U.S. Attorney General Eric Holder said on Tuesday he did not make the controversial decision to secretly seize telephone records of the Associated Press but defended his department's actions in the investigation of what he called a "very, very serious leak."

The decision to seek phone records of one of the world's largest news-gathering organizations was made by Deputy Attorney General Jim Cole, Holder said.

 

Holder, speaking at a press conference, said he recused himself from the matter to avoid a potential conflict of interest because he was interviewed by the FBI as part of the same leak investigation that targeted the AP records.

That seizure, denounced by critics as a gross intrusion into freedom of the press, has created an uproar in Washington and led to questions over how the Obama administration is balancing the need for national security with privacy rights.

Combined with a separate furor over the Internal Revenue Service's targeting of conservative political groups for extra scrutiny, it also is stoking fears of excessive government intrusion under President Barack Obama.

The White House has said it had no advance knowledge of the IRS or Justice Department actions.

Lawmakers from both parties on Tuesday criticized the Justice Department's decision to obtain the AP records. Senate Majority Leader Harry Reid called the action "inexcusable."

But in a letter to AP president Gary Pruitt, Cole on Tuesday defended the department's unusual action against a member of the media, saying it was a necessary step in the year-old criminal probe of leaks of classified information.

A law enforcement official said the probe is related to information in a May 7, 2012, AP story about an operation, conducted by the CIA and allied intelligence agencies, that stopped a Yemen-based al Qaeda plot to detonate a bomb on an airplane headed for the United States.

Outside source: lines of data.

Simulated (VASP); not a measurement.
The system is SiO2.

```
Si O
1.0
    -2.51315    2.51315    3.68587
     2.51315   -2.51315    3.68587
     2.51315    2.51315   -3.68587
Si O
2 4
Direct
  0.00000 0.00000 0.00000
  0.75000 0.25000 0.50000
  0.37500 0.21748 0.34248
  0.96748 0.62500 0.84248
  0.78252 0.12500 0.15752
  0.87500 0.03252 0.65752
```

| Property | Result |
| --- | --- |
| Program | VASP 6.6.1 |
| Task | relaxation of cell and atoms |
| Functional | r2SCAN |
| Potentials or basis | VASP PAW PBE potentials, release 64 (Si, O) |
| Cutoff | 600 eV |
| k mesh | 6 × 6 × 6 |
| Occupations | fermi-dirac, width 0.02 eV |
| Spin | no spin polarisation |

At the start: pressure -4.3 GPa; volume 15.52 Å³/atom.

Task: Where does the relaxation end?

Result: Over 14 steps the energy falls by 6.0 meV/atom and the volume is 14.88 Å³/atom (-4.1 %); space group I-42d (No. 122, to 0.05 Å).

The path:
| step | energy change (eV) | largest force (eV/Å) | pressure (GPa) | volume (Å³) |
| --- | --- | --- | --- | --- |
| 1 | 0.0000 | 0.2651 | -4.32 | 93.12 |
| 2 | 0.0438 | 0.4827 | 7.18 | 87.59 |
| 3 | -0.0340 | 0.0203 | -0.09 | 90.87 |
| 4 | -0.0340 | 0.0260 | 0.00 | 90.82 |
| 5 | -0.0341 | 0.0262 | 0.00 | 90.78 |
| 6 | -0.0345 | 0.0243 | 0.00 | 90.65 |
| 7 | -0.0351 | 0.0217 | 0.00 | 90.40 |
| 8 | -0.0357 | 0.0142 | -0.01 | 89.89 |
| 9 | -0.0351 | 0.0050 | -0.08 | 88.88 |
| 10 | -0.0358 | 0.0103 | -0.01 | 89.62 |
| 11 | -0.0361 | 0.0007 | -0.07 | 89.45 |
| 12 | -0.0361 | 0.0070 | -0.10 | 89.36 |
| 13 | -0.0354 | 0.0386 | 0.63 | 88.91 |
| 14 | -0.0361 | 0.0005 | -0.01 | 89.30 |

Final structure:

Cole declined Pruitt's request to return the records.

"We strive in every case to strike the proper balance between the public's interest in the free flow of information and the public's interest in the protection of national security and effective enforcement of our laws," he wrote. "We believe we have done so in this matter."

Pruitt, in a statement responding to Cole's letter, said "it does not adequately address our concerns," which include that the subpoena's scope was "overbroad under the law" and that the AP was not notified in advance.

The AP story at issue, he said, contradicted White House assertions that there was no credible threat to the American people in May 2012 around the first anniversary of the killing of al Qaeda chief Osama bin Laden.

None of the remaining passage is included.